Very drunk. laura says hi. i can't find my pants. i think i'm in philly, but it might be jersey somewhere
Did I tell you that you looked cute last night? I looked at the pictures. I lied.
At first I was confused when I woke up with shards of glass and pickle brine in my pants. But then I remembered I hung out with you last night.
he said he has something really important to tell me but isn't ready yet. It's either that he loves me or has herpes
Our drug dealer just got busted, wear black tmrw
You know why nobody comes up with Sober October? Other than it's Oktoberfest? Because Sober October doesn't benefit anyone, just like your judgment isn't benefiting me. I'll talk to you in November. Unless you make up another alcoholless month.
You remember that guy i fucked in Ireland who stopped in the middle to talk about why he had 8 pillows on his bed? Yeah he's following me on twitter...
I'm just gonna clean the house so my Mom won't think I'm hung over. I'll just start with the toilet
What's dad's email?
askmom@cause.idk
They had like literally all the dildos. It looked like a seance for dick. I left the apartment and haven't been back.

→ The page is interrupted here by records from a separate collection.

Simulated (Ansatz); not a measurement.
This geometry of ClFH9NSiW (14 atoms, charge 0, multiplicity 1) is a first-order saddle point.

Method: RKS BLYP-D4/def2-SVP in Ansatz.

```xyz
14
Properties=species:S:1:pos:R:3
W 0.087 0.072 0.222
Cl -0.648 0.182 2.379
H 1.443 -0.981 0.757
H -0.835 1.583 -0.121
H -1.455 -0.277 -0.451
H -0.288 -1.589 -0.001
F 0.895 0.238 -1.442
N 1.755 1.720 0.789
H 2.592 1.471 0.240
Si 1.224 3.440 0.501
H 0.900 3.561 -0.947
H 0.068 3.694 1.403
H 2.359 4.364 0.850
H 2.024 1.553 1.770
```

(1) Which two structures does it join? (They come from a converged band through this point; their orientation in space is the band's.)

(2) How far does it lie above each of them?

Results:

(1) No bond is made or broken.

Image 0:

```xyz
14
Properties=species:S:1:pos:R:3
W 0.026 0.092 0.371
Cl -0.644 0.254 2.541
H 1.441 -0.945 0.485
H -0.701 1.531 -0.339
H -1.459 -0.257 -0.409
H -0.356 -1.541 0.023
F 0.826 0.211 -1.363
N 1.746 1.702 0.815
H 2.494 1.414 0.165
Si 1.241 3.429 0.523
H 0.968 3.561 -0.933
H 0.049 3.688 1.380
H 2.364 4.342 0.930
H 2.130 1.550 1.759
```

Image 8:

that awkward moment when you use blowjob jokes as a segue into coming out as bi
Make a note to pack something that won't catch shell casings in your cleavage
Gonna try and have sex in the empire state bldg, will tell you how it goes
i like him enough to wash my sheets.. but not enough to finally get that pink lemonade and vodka slushy stain out of my carpet
So her ex boyfriend came up a lot in conversation while I was fucking her. Is that weird?
Who the fuck has a conversation during sex?